Amazon is set to shutter Book Depository, an online bookstore and competitor it acquired back in 2011.
The news comes hot on the heels of a swathe of cutbacks at the internet giant, with two separate rounds of layoffs impacting at least 27,000 people across various divisions including its highly profitable AWS cloud unit and, indeed, its devices and books businesses.

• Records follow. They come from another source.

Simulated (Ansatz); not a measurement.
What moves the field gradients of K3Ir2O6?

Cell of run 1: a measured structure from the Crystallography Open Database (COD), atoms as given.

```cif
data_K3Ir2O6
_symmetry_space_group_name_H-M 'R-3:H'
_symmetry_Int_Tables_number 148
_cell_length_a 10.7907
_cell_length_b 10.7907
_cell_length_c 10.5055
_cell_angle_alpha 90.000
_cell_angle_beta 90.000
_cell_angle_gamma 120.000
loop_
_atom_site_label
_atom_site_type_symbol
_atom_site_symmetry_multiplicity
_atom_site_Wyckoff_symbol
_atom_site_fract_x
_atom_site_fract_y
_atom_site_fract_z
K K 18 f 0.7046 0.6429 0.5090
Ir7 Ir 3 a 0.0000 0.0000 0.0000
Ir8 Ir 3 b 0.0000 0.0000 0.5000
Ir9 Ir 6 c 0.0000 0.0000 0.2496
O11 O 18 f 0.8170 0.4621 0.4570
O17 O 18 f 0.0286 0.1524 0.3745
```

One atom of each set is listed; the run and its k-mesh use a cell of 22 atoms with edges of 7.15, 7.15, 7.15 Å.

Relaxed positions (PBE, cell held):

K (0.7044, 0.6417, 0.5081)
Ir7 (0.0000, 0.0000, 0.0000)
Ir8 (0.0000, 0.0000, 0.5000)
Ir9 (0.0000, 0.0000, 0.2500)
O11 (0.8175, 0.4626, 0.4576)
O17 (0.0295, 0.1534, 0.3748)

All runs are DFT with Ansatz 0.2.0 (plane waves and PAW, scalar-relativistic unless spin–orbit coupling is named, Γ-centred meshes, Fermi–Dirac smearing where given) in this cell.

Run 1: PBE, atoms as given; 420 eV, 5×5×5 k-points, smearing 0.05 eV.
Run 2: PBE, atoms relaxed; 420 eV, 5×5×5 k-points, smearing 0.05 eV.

Founded out of Gloucester, the U.K., in 2004, Book Depository (initially called The Book Depository) was a small-scale competitor to Amazon’s online bookselling business, shipping books to readers in more than 100 countries. At the time of the acquisition, some feared that it signalled a tightening of Amazon’s “stranglehold” over the U.K.’s online book trade, a fear that may have had more than a little foundation. However, despite industry protests, the deal ultimately received regulatory approval, with the Office of Fair Trading (OFT) affirming at the time that Book Depository wasn’t a true competitor owing to its relative size.
In the intervening years, Amazon has done little to integrate Book Depository, from a branding perspective at least. Indeed, there has never been any visible indication on Book Depository’s website that it’s owned by Amazon, an approach that it has taken to other similar acquisitions it has made in the space such as Goodreads, a social reading platform it bought in 2013.
Shutting shop
First reported by publishing industry trade outlet The Bookseller earlier today (paywalled), Book Depository has now posted a closure announcement on its website, revealing that it will cease to exist after April 26, 2023. Customers will still be able to place orders online until midday (BST) on that day, and the company said it will fulfil all orders and provide support through June 23, 2023.
In truth, none of this should really come as much of a surprise given activities elsewhere at Amazon in recent times, particularly with Amazon CEO Andy Jassy previously confirming that its books business would be hit by the layoffs.
Elsewhere, Amazon confirmed a few weeks back that it was shuttering esteemed camera review site DPReview, another U.K.-based entity that it had bought initially in 2007. And last year, Amazon revealed it was shuttering dozens of physical retail locations in the U.S. and U.K., including its brick-and-mortar bookstores, while it’s also pulling the plug on some of its cashierless Amazon Go stores. The company is also in the process of winding down its consumer-focused file-storage service Amazon Drive.
It’s not clear how many people worked on the Book Depository side of its business, or whether any of them will be redeployed elsewhere. An Amazon spokesperson simply confirmed to TechCrunch that they have “taken the difficult decision to close Book Depository,” without providing any further details.